The Expense of Poorly Labeled Data. What Causes ML Models to Break?
The Expense of Poorly Labeled Data. What Causes ML Models to Break?

Abstract: 

Often times in data science projects, data are provided and the quality of the data can be taken for granted. The degree to which bad quality data adversely affects the model is frequently not quantified, and data and label generation are a very important part of the overall machine learning process.

In this talk we discuss and quantify the effects of building a machine learning model with incorrectly labeled data. We will dive into a real world example and explore what happens to a model’s predictive power when the model’s training labels are distorted, using a publicly available health care data set. Specifically two types of distortions are explored. First, we randomly switch the labels across the entire data set. Then we systematically switch the labels in a biased way based on features of the data set. As the proportion of incorrect labels increases, we visualize and quantify the effect on the model’s accuracy. Additionally, we also observe how feature importance and significance is affected when the labels are distorted.

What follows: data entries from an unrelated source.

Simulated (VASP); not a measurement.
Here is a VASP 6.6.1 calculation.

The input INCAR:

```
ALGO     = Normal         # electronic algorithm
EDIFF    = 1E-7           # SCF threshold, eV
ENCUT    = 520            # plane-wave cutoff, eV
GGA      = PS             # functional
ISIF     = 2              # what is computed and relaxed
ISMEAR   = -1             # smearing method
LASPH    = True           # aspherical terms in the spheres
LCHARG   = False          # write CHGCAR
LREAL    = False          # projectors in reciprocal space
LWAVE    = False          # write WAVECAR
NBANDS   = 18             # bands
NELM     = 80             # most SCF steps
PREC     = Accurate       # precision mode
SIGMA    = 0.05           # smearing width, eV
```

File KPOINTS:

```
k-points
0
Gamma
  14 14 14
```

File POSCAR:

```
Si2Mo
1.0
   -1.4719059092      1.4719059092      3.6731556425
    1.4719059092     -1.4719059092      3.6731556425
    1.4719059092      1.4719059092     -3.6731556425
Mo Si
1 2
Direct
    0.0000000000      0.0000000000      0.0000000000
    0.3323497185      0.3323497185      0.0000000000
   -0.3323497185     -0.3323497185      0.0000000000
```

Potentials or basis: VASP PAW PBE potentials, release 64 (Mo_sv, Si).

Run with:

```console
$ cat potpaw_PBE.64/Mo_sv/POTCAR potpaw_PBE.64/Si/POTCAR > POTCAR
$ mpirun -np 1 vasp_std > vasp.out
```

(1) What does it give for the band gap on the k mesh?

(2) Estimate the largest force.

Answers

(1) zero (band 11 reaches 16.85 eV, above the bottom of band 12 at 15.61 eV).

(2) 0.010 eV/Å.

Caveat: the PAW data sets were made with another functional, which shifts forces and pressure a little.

This talk is relevant to anyone wanting to see and quantify how bad data can greatly affect a model’s usefulness.

Bio: 

Nikhil Kumar is currently the senior data scientist in the research division at Alegion. Nikhil’s work includes building machine learning models to support Alegion’s customer's use cases, the management of A/B testing product features and analytics around use case performance, and researching new methodologies to implement and improve business growth. Prior to Alegion, Nikhil worked at various consulting firms as well as other tech start-ups building enterprise data science solutions. As a researcher, his interests include applying reinforcement learning to facilitate how experimentation is done, developing methods to measure worker scoring and reputation, as well as identifying how machine learning modeling could be used to predict key business metrics, something he is passionate about. He also co-founded and co-hosts “No Bias,” a podcast on machine learning and AI. Nikhil holds a master’s degree in statistics from Carnegie Mellon University, where he also received his bachelor's degree.